Dispatching 3000 HTTPS requests/second on a $6 VM. Mario Macias' handcrafted blog

Sometimes I can see small peaks of visits to this blog, especially when a post reaches sites like e.g. Reddit or HackerNews. But the extra amount of load never spends a significant amount of server resources. Thinking about that, a question came to my mind: how many requests/second would my blog be able to dispatch with decent response times?

The engine running this blog does not use any kind of database but just the file system. The blog loads all the contents from the disk, renders the Markdown files, and stores them along with the rest of assets in an LRU cache that, given the small size of this blog, fits in few megabytes of main memory.

Given the small traffic that this blog receives (few tenths of users every day), my $6/month droplet at DigitalOcean is usually under 3% of its single vPCU consumption and at 50% of its 1GB of memory. Concretely, according to my New Relic Infrastructure monitor, the goblog process running this blog is normally near 0% of CPU and using around 50MB of memory (for both the code and the cached data).

Responding to that question allowed me to start learning the basics of K6, to simulate the connection of multiple users to different pages of my blog.

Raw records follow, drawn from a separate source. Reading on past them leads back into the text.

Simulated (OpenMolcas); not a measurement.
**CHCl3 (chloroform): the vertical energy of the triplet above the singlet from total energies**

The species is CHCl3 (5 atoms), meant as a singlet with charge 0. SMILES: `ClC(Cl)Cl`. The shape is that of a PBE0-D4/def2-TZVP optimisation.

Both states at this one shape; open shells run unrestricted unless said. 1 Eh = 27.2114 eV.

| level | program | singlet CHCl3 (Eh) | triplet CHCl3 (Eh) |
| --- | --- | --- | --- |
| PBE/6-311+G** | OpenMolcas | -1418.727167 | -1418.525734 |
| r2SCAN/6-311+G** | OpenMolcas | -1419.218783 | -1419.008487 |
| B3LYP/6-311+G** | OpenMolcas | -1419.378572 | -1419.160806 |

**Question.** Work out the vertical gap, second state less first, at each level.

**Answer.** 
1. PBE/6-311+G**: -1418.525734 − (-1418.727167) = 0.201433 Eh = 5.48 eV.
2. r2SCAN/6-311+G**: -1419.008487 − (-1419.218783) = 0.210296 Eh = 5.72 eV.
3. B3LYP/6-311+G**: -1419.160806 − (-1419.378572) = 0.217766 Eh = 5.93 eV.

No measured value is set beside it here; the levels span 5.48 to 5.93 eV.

So I first created this Javascript file:

import http from 'k6/http';
import {sleep} from 'k6';

export const options = {
  vus: 200,
  duration: '5m',
};


const urlGroups = [ /* list of URLs */ ];

export default function () {
  let idx = Math.floor(Math.random() * urlGroups.length);
  let urlGroup = urlGroups[idx];
  urlGroup.forEach(http.get);
}

The urlGroups is a 2D array where each first-level entry is an array to the URLs of the payloads that a typical browser would get. For example a URL for for a blog post plus the URLs to the files/images it links.

The options array means that we would simulate 200 virtual users (VUs) continuously connecting to any random entry in the urlGroups list, during 5 minutes.

Running the above script from my laptop wouldn't allow me to send enough load to the server, so I installed the K6 operator on a 3x16CPUs Kubernetes cluster, copied the previous script in the ConfigMap and deployed the following file:

apiVersion: k6.io/v1alpha1
kind: K6
metadata:
  name: k6-sample
spec:
  parallelism: 48
  script:
    configMap:
      name: my-stress-test
      file: script.js

Running kubectl get jobs in the namespace I deployed the K6 instance shows a list of jobs that are running the 48 load generators. When they finish, each pod prints its connection statistics, so you need to manually aggregate them to get the global results. I did it with a few of Bash:

# Merge all the results from the logs into a single file
kubectl logs -l k6_cr=k6-sample --tail=20 > results.txt
# Filter the metrics lines, get the reported metric, and aggregate it
grep http_reqs results.txt | awk '{ print $2 }' | awk '{sum += $1;} END {print sum;}'
grep data_received results.txt | awk '{ print $2 }' | awk '{sum += $1;} END {print sum;}'

The results were, for both 200 and 1000 Virtual Users:

Metric	Value for 200 Virtual Users /	Value for 1000 Virtual Users
HTTP request duration	94ms (median) 103ms (p95)	299ms (median) 520ms (p95)
Requests/second	2100	2924
Data received	24 GB	33,6 GB
System CPU	84%	100%
System Memory	61%	66%
`goblog` process CPU	48%	56%
`goblog` process Memory	95 MB	134 MB

Clearly the goblog process is limited by the fact of being running in a Virtual Machine with a single vCPU and having to share it with other services in the system (e.g. the blog logs each request into a file that makes the systemd-journald service to spend 10% of the CPU during the high load scenario). Even it has to share the CPU time with the Garbage Collector that is provided by its own Go runtime.

Conclusion

Given the low traffic of this blog, being able to dispatch near 3000 requests per second is by far, more than enough.

However, if I wanted to increase the accepted requests per second, I could still do some actions before migrating to a bigger VM:

Optimize some services in my operating system. I didn't spent much time on it.
Reduce the size of the the returned payloads: compact HTMLs, compress images, use CDN URLs for third-party libraries...

After few minutes of load testing I spent around 6% of my monthly network transfer limit (1,000 GB). Before publishing this article I decided to implement a per-client rate limiter, to avoid that few uncautious readers drain my network quota by trying to reproduce the above experiments 😅.

Try to refresh compulsively this page and you'll end up receiving a nice HTTP 429 error. You will be able to refresh again after few seconds of inactivity.